Reality

Reality is stranger than fiction in this stunning verbatim recreation of whistleblower Reality Winner’s interrogation by the FBI — and Sydney Sweeney has never been better.
Sarah Ward
Published on June 29, 2023

Overview

Sydney Sweeney is ready for her closeup. Playwright-turned-filmmaker Tina Satter obliges. A household name of late due to her exceptional work in both Euphoria and The White Lotus, Sweeney has earned the camera's attention for over a decade; however, she's never been peered at with the unflinching intensity of Satter's debut feature Reality. For much of this short, sharp and stunning docudrama, the film's star lingers within the frame. Plenty of the movie's 83-minute running time devotes its focus to her face, staring intimately and scrutinising what it sees. Within Reality's stranger-than-fiction narrative, that imagery spies a US Air Force veteran and National Security Agency translator in her mid-twenties, on what she thought was an ordinary Saturday. It's June 3, 2017, with the picture's protagonist returning from buying groceries to find FBI agents awaiting at her rented Augusta, Georgia home, then accusing her of "the possible mishandling of classified information".

Reality spots a woman facing grave charges, a suspect under interrogation and a whistleblower whose fate is already known to the world. It provides a thriller of a procedural with agents, questions, allegations and arrests; an informer saga that cuts to the heart of 21st-century American politics, and its specific chaos since 2016; and an impossible-to-shake tragedy about how authority savagely responds to being held to account. Bringing her stage production Is This a Room: Reality Winner Verbatim Transcription to the screen after it wowed off-Broadway and then Broadway, Satter dedicates Reality's bulk to that one day and those anxious minutes, unfurling in close to real time — but, pivotally, it kicks off three weeks earlier with its namesake at work while Fox News plays around her office. Why would someone leak to the media a restricted NSA report about Russian interference in getting Donald Trump elected? Before it recreates the words genuinely spoken between its eponymous figure and law enforcement, Reality sees the answer as well.

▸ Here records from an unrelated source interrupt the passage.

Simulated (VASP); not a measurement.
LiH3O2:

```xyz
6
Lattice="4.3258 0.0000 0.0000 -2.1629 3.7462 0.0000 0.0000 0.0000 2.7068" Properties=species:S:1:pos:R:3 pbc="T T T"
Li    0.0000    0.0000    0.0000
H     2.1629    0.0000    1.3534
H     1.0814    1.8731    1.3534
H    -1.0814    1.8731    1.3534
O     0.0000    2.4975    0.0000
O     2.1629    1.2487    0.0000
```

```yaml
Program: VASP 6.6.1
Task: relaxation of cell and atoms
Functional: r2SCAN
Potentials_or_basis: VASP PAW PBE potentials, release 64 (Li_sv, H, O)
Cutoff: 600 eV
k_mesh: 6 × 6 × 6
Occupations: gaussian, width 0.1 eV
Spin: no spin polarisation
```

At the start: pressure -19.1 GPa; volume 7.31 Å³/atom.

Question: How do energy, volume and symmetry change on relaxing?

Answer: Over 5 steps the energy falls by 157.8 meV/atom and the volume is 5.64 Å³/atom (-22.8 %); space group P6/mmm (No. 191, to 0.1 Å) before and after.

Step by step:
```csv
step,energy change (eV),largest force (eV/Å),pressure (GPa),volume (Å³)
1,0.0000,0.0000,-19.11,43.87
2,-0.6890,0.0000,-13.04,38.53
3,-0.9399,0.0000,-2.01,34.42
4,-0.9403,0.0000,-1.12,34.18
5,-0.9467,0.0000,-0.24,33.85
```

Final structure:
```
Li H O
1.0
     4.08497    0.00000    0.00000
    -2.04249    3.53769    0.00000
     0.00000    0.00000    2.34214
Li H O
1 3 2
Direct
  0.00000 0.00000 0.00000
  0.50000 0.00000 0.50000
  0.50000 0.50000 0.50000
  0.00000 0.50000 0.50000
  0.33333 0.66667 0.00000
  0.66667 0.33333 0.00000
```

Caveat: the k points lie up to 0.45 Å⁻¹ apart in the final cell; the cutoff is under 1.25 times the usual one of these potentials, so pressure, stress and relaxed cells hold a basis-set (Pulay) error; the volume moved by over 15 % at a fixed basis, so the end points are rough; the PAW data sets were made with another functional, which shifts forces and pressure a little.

Reality Winner boasted a moniker that no one would forget long before the events that she'd make international headlines for, and have inspired a play and now a film. Still, she couldn't have suspected, nor her father who gave it to her, that so many folks would learn who she was and what she's called — or why they'd do so. Satter's movie is in dialogue with its subject's distinctive name. It surveys Reality and reality by using reality, and it observes no winners. There's also no escaping the fact that reality is both precarious and subjective when it comes to Winner's deeds and others like them: Trump has been indicted for mishandling classified documents himself, with boxes of them found in his Mar-a-Lago home, but the likelihood of his penalty eclipsing the longest-ever sentence given by a US federal court for releasing government information is miniscule.

Everything is average, standard and nondescript when Winner (Sweeney, also a Once Upon a Time in Hollywood and The Handmaid's Tale alum) pulls up outside of her house to discover an audience. Satter scripts with James Paul Dallas (Halston's archival producer), enlisting Paul Yee (Joy Ride) as Reality's cinematographer, plus Jennifer Vecchiarello (Thor: Love and Thunder) and Ron Dulin (Resurrection) as editors — and, before agents Garrick (Josh Hamilton, The Walking Dead) and Taylor (Marchánt Davis, A Journal for Jordan) start talking, the scene that the film spins, sees and splices couldn't appear more commonplace. The daytime sunlight streaming down doesn't brighten. Winner's brick abode could sit on any block almost anywhere. She's sans makeup, wearing a white shirt and cutoffs that she wouldn't have thought twice about. And, once the chatting begins, peppered as it is with routine small talk, it too is mundane.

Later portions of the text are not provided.